Artists reach for that one pure note, line, or image. No matter the medium, the longing and the struggle are the same - that lifelong search to embody the Beauty/Truth equation. Glen Foster, Wakefield artist and craftsman, has pursued such purity of vision through many variations: as a pianist and teacher, as a photographer and as a maker of fine furniture (ebeniste).

Artist Profiles
Credit: Tiffany Teske.

Growing up in Montreal Glen wanted to become a professional pianist. By 16 he realized that he would never make a career of it but his pragmatic decision did not deter him from practicing two hours a day right on through university. Through self-directed discipline the piano became an integral part of his life; from the age of 27 he has been teaching it. Even today, every day, he plays as a meditative exercise to balance the pressures of life.

Glen bought a camera in high school and began documenting spatial relationships in black and white images through the 70s and 80s - a fascination that has returned in a recent series of photographs capturing spectral treetops soaring against an overarching sky. The sculptural proportions of each shot attest to his concern for simplicity of line and form.
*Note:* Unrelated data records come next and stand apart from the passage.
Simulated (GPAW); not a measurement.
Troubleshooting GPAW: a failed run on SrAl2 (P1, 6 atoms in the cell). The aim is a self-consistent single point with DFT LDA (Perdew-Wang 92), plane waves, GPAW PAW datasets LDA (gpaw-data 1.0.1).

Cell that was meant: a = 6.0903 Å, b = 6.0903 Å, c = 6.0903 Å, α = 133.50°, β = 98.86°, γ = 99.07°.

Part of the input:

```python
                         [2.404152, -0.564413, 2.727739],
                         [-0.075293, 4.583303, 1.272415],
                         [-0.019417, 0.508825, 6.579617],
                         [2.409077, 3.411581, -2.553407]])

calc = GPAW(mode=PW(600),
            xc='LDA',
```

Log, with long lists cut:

A love of working in wood began equally early. His father built their familly home and Gen appropriated the scraps for his own designs. At 14, up in the Laurentians, he constructed a bright red speedboat by himself out of a magazine design - a challenge he couldn't resist. "I realized young that if you want to make things happen, you have to do it yourself. You have to understand life's restrictions but you also have to be persistent and not let obstacles defeat you."

In 1986 Glen moved to the Gatineau Hills where he built his home in the woods. Soon he had a furniture studio, juggling his time between his career as a fish physiologist at Ottawa University, raising a young family, teaching piano to 40 students, and producing his increasingly sought after pieces. By 1994 he decided to leave the university and make his living as an ebeniste. He now sells much of his exquisite work through the Hollace Cluny gallery store in Toronto.

There is a winged quality to Glen's artistry evident in the flitch tables that have become his trademark. The elegant tops float above their bases, lifting as if they would soar.

"My furniture expresses my love of classical lines, celebrating the beauty of wood with the simplicity of form. I want to strip away all ornamentation, to reveal the purity of space - the way it is in music where the rests are almost more important that the notes. The piece must sing.

"It's not necessarily about making something that is useful or functional. I have to go a step further and do something more with what I have in my hands to alter or revise it. There is this need to create - to search for that sense of unity I have to go with it, to respond to what moves me in wood or music or photography. It is how I attempt to understand myself and my life."